Pop Culture #723

Pop Culture #723

Some directors just can’t seem to leave well enough alone. There are plenty of times when a director’s cut is totally justified – studio interference, a troubled production, fans just want more of what they love – but going back over old work is probably not the kind of thing you want to make a habit of.

Word is that Francis Ford Coppola’s latest cut of Apocalypse Now is the final, definitive one (and it’s also meant to be pretty good), but as this is his third time around it’s hard to believe he won’t suddenly come out with edit number four on his deathbed. There’s at least five different versions of Blade Runner floating out there, but you can’t have too much of a classic; on the other hand, rumours of an extended director’s cut of the recent sequel were largely met with a deafening silence.

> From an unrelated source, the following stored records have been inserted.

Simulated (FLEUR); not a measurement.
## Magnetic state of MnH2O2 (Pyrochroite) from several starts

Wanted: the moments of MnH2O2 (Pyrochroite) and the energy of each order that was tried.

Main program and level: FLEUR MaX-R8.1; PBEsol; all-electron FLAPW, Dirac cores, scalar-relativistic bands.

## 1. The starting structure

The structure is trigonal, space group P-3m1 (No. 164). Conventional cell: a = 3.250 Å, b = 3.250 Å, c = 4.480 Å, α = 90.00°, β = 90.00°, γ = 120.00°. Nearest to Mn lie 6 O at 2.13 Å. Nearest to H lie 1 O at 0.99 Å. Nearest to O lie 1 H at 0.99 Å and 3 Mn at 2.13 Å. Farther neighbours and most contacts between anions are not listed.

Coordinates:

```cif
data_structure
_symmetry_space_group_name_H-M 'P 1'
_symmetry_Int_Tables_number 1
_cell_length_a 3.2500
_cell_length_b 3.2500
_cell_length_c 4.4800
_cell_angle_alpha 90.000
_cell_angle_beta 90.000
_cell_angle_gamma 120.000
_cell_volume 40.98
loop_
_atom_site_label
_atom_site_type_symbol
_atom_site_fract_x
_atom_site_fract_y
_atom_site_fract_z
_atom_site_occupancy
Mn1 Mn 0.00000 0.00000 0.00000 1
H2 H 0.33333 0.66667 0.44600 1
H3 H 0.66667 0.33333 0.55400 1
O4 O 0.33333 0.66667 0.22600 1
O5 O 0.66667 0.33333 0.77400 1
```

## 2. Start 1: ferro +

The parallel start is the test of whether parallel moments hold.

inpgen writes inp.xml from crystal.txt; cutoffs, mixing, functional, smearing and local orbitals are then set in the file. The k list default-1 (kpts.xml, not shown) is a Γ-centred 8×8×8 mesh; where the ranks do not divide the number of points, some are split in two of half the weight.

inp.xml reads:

But when it comes to tinkering with a finished film you can’t go past Michael Mann; the director of classics like Heat and Collateral is constantly returning to previously finished films to give them one last going over. It’s probably easier to list the films of his he hasn’t gone back and re-worked: while Collateral, Public Enemies and Thief have been left alone, just about everything else has been fair game over the years, either for a few tweaks here and there – even the recent re-release of Heat had a few moments shaved down – or full-blown re-edits into official directors cuts like Ali.

Somewhat notoriously, when asked to cut down Miami Vice to make the required running time, he simply lopped five minutes or so off the front; the director’s cut restores those missing scenes, but many fans prefer the more abrupt opening. His most recent film, Blackhat, has a director’s cut that hasn’t been officially released (though you can find it if you, uh, look around), though in that film’s case it’s more that it was restored to its original state (which makes a lot more sense than the chopped and changed version that came to cinemas).

But perhaps the biggest reworking he’s done to date is with 1992’s Last of the Mohicans, where he initially made a wide range of changes to the first directors cut, then went back and undid a number of them for the Director’s Definitive Cut.

For a director whose name is now synonymous with urban cityscapes, it’s easy to forget just how stunning this (largely wilderness-set) film is to look at. It’s the first of Mann’s epic romances, as adopted Mohican Hawkeye (Daniel Day Lewis) and Cora (Madeleine Stowe), daughter of an English Colonel, find their love under threat from the three-sided conflict that threatens to engulf the frontier of colonial America. There’s not a massive gulf between the theatrical and Director’s Definitive Cut but there are a lot of little changes that add up so for fans looking to compare and contrast – or just aren’t sure which version they like best – the Ultimate Edition (out now on DVD and blu-ray) features both versions.

It’s an epic film whichever version you choose to watch; why Mann struggles to get feature films made remains one of Hollywood’s more frustrating mysteries.